Those capacities have now been amended, reflecting a trend towards a more vertically integrated future for its manufacturing output while responding to supply and demand trends.

CSI Solar now expects to finish the year with 20.4GW of ingot capacity, 20GW of wafer capacity, 19.8GW of cell manufacturing output and, unchanged from its initial expectations, 32GW of module assembly capacity.

Around 4GW of module assembly capacity is expected to be added in H1 this year, while all other capacity expansions – 15GW of solar ingot capacity, 9.5GW of wafering capacity and 5.9GW of solar cell capacity – are to be added in the second half of 2022. Qu confirmed all added capacity will be based in Asia, split between facilities in China and Thailand.

Speaking to analysts, Yan Zhuang, president at CSI Solar, said the company considered that the solar industry had reached a stage where it is experiencing sustainable growth but required stability in order to succeed.

“Stability is becoming instrumentally important to our business to compete with our peers,” Zhuang said, adding that, with margins getting thinner, businesses can no longer speculate with investments.

Shipments scrape into guidance as US imports continue

Canadian Solar today confirmed Q1 module shipments to have stood at 3.63GW, just within its guidance of 3.6 – 3.8GW for the quarter.

Revenue also came in just within the company’s previously stated guidance at US$1.25 billion, however that figure was up 15% year-on-year, reflecting the broader industry trend for increasing prices.

The company’s gross margin of 14.5% – also just within its guidance of 14.5 – 15.5% – was up by more than five percentage points year-on-year.

Perhaps most interestingly from Canadian Solar’s shipments figure is the news that the manufacturer is continuing to ship to the US market in spite of the risk posed by the Department of Commerce investigation into alleged circumvention of anti-dumping tariffs. Canadian Solar was last week named as one of eight manufacturers to have received a mandatory questionnaire from the DOC for its activities in Thailand.

Canadian Solar named the US as one of its leading five markets for the opening quarter of 2022 and its geographic split for module shipments remained unchanged quarterly, 39% still shipping to the Americas.

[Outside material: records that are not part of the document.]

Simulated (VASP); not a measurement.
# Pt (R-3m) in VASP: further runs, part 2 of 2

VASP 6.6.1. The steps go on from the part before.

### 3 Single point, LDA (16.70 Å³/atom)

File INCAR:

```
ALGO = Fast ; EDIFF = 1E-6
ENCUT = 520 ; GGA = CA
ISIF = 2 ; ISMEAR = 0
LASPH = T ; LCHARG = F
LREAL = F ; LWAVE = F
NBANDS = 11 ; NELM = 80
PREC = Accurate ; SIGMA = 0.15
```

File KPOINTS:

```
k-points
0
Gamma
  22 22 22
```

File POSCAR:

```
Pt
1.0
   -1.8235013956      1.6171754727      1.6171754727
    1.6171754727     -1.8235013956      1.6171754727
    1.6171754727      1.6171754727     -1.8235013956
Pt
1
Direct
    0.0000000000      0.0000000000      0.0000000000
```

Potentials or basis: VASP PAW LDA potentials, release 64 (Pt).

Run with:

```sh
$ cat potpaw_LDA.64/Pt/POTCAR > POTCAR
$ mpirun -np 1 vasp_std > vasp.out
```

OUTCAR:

Zhuang confirmed to analysts that Canadian Solar is still shipping to the US, albeit under different contractual conditions to reflect the inherent risks. The business is now shipping to US customers at a premium to cover the risk, and Canadian Solar is also retaining the right to terminate shipments in case policy “goes out of certain lines”, Zhuang said, with the rates at which tariffs are to be set still unclear.

Canadian Solar reiterated its guidance for the full year, forecasting Q2 2022 shipments to stand within a range of 4.9 – 5.1GW, revenues to come in at US$2.2 – 2.3 billion and gross margin to be unchanged at 14.5 – 15.5%.